Allison Danzig, the main tennis writer for 
The New York Times from 1923 through 1968, and the editor of 
The Fireside Book of Tennis, called Tilden the greatest tennis player he had ever seen. "He could run like a deer," Danzig once told 
CBS Sports. An extended Danzig 
encomium to Tilden's tennis appears in the July 11, 1946 issue of 
The Times, in which he reports on a 1920's-evoking performance in the first two sets of a five-set loss by the 53-year-old Tilden to 
Wayne Sabin, at the 1946 Professional Championship at Forest Hills.
[14]
In his 1979 autobiography, 
Jack Kramer, the long-time tennis promoter and great player himself, included Tilden in his list of the six greatest players of all time.
[15] Kramer began playing tennis with Tilden at age 15 at the Los Angeles Tennis Club (LATC).
Tilden, who was one of the most famous athletes in the world for many years, today is not widely remembered, despite his former renown.[
citation needed] During his lifetime, however, he was a flamboyant character who was never out of the public eye, acting in both movies and plays, as well as playing tennis. He also had two arrests for sexual misconduct with teenage boys in the late 1940s; these led to 
incarcerations in the 
Los Angeles area. After his convictions he was shunned in public. Philadelphia's 
Germantown Cricket Club, his home court, revoked his membership and took down his portrait.
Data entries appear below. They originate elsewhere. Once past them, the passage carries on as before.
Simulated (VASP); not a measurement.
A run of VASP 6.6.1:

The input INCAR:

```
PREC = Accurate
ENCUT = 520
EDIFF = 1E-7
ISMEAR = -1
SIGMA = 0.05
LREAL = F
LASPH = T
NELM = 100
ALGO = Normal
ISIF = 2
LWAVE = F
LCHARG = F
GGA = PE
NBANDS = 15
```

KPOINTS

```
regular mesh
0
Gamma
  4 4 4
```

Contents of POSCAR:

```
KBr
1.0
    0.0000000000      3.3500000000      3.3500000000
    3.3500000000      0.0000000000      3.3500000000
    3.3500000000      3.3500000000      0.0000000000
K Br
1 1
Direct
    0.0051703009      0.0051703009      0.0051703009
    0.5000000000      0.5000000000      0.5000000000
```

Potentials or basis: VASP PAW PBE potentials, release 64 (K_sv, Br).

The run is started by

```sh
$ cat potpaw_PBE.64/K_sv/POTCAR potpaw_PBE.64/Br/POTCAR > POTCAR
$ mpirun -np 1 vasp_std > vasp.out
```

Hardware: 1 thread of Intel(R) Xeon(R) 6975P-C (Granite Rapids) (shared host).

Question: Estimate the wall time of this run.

[16]Tilden's criminal record has cast a long shadow: in March, 2016, a proposal to honor him with a historical marker at the club was voted down by the state of Pennsylvania panel charged with evaluating nominations.
[17] In 1950, in spite of his legal record and public disgrace, an 
Associated Press poll named Tilden the greatest tennis player of the half-century by a wider margin than that given to any athlete in any other sport (310 out of 391 votes).
[18] He was inducted into the International Tennis Hall of Fame in 1959.